Russian journalist and member of the Presidential Human Rights Council Eva Merkacheva has told RIA Novosti that convicts recruited by the Wagner Group for the war in Ukraine had been pardoned prior to leaving the penal colony — not six months later, as stated by the military company’s founder Evgeny Prigozhin. Citing Merkacheva, RIA Novosti reports that their pardon was legalized by a classified decree signed by President Vladimir Putin.
Merkacheva concluded this based on her own conversations with the Wagner recruits’ family members, who told her they had official documents confirming their relatives’ discharge from the penal system.
“I don’t have access to the decrees themselves,” Merkacheva said, “but I spoke with the people who are close to those who had been freed. They all assure me they have documents signed July 5.” The convicts, Merkacheva points out, had been removed from penitentiaries on the same day or the day after. “Accordingly, these people had been freed on the fifth.” “I’m talking,” she explained, “about the first group of people who’d been pardoned.”

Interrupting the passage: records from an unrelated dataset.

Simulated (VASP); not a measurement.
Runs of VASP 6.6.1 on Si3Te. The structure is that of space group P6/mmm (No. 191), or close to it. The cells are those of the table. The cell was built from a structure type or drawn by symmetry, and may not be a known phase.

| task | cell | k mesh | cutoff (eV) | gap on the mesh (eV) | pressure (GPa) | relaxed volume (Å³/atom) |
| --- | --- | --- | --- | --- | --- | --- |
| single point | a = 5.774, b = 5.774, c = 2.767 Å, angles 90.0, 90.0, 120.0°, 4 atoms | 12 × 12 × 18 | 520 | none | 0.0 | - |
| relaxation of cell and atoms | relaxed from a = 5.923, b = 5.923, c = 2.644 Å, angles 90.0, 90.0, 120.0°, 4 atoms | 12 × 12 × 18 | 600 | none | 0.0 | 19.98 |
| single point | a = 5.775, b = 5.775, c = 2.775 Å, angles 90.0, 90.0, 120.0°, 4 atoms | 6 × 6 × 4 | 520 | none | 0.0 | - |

When recruiting convicts for the Wagner PMC, Prigozhin was on record promising them pardon after a six-month tour of duty in Ukraine. Mediazona pointed out that neither the Attorney General, nor the Kremlin, nor the federal penitentiary system (“FSIN”) had ever explained how they would legalize the pardons for convicts going to war as part of the Wagner Group.
On January 5, Prigozhin announced that the first group of Wagner recruits had been granted amnesty, having completed a six-month tour of duty. Journalists identified several of the ex-inmates who had been pardoned. The group, it turned out, included people convicted of murder, armed robbery, organized crime, and manufacturing drugs.